Dáil Éireann Debate, Tuesday - 12 April 2005

Tuesday, 12 April 2005

Ceisteanna (695)

Richard Bruton

Ceist:

736 Mr. Bruton asked the Minister for Justice, Equality and Law Reform the criteria applied in deciding on the application of nominating parents of a person married to an Irish national to receive a holiday visa; the reason refusals are not accompanied by detailed reasons for the refusal in order that an appeal may address these reasons in a meaningful manner; and the reasons for refusal in the case of persons (details supplied). [10753/05]

Amharc ar fhreagra

Freagraí scríofa

There is an extensive set of criteria applied when assessing any visa application. These criteria depend to a large extent on the context in which the application is made, the personal circumstances of the applicant and the nature and purpose of the application. Government policy of the day will also have an influence on the assessment of applications falling into specific categories. There is no provision in Irish law for granting a visa to a person purely on the basis of parentage of a spouse of an Irish national. Therefore, a person in that situation applying for a visa, will have his or her application processed in accordance with the standard procedure. The central tenet of the visa application system in this State is that the onus is at all times on the applicant to satisfy my Department that it would be appropriate to grant them a visa. Credibility is key and, not surprisingly, inconsistencies on the application form or in the supporting documentation may result in a refusal. Applicants are expected to submit suitable levels of documentation appropriate to their circumstances and the purpose of their proposed trip.

Likewise inconsistencies or questions that arise with regard to an applicant's immigration history or the immigration status of a named reference in Ireland, will similarly result in a refusal, unless the Department's concerns are adequately addressed. Prior visa refusals, while not automatically leading to the refusal of a subsequent application, will be a consideration. It has been the long-standing practice that an applicant is notified as soon as possible after a decision has been made on their application, whether it be a decision to grant or a decision to refuse. This decision is communicated to the applicant via our colleagues in the Department of Foreign Affairs and their overseas missions. This method ensures the most timely and efficient means of informing applicants of a decision. If the application has been refused, the applicant is invited to submit a request in writing for the reasons for refusal, at which time my Department will supply him or her, in writing, with the reasons for refusal to enable them to address the identified shortcomings at appeal stage. This is the normal process that most applicants would be expected to follow.

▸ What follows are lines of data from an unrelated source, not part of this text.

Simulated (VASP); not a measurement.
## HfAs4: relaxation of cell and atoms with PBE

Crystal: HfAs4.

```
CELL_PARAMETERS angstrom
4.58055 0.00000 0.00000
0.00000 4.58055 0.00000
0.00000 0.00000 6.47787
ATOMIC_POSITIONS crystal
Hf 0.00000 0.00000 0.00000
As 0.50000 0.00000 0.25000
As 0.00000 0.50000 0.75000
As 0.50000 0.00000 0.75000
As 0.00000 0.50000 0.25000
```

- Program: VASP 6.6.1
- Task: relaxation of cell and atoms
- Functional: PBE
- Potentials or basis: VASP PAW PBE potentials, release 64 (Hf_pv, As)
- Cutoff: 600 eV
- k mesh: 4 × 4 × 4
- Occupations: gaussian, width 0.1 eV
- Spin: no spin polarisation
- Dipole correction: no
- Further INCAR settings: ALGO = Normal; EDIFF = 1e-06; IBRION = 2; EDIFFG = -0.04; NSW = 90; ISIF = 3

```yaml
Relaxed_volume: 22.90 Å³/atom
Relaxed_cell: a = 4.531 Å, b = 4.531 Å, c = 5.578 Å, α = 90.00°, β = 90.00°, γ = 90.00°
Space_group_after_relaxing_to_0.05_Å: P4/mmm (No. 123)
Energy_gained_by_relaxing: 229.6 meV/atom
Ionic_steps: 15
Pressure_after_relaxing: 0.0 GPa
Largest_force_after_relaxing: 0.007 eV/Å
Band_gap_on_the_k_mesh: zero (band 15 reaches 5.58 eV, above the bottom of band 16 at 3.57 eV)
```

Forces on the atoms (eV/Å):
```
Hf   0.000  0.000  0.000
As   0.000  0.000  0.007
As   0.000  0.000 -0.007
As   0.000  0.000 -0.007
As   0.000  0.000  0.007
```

Due to administrative and technical constraints and the sheer number of embassies, consulates and missions involved throughout the globe, it has not been possible in the past to operate a system whereby applicants are automatically notified of the reasons for refusal with the notification of the decision. To do so would have required ongoing, extensive manual exercises which would detract from the efficiency of the visa system in general. However, recent developments and significantly increased resources have enabled officials in both my Department and that of my colleague, the Minister for Foreign Affairs, to jointly develop a proposal for a system to facilitate the inclusion of the reasons for refusal, if they apply, on the decision letter that is currently issued to an applicant. I am informed that this system is currently in the implementation stage and it is expected that reasons for refusal will be automatically included on decision letters in the very near future.

With regard to the specific reasons for refusal of the applications in question, in both cases, the visa officer could not reasonably be satisfied on the basis of the documentation supplied to my Department that the applicants would observe the conditions of the visas applied for. In particular, it was felt that the applicants had not displayed evidence of their obligations to return home following the proposed visit. Additionally, it was noted that in both cases, no evidence of finances was supplied. The stated means of support recorded on the applications was "own funds", however I am informed that none of the required two to three payslips or a detailed bank statement covering a two to three month period, were supplied. Finally, in the case of one of the applications, No. 1340006, it was noted that duly notarised official translations of certain documents were not supplied. Consequently, this application was refused on grounds of insufficient documentation in addition to the reasons listed above that were common to both applications.

It is open to the applicants to appeal the refusal decisions, by writing to the visa appeals officer of my Department within two months of the date of receipt of their decision letter. Any appeal should be accompanied by additional documentation designed to address the reasons for refusal outlined and with regard to the criteria previously explained.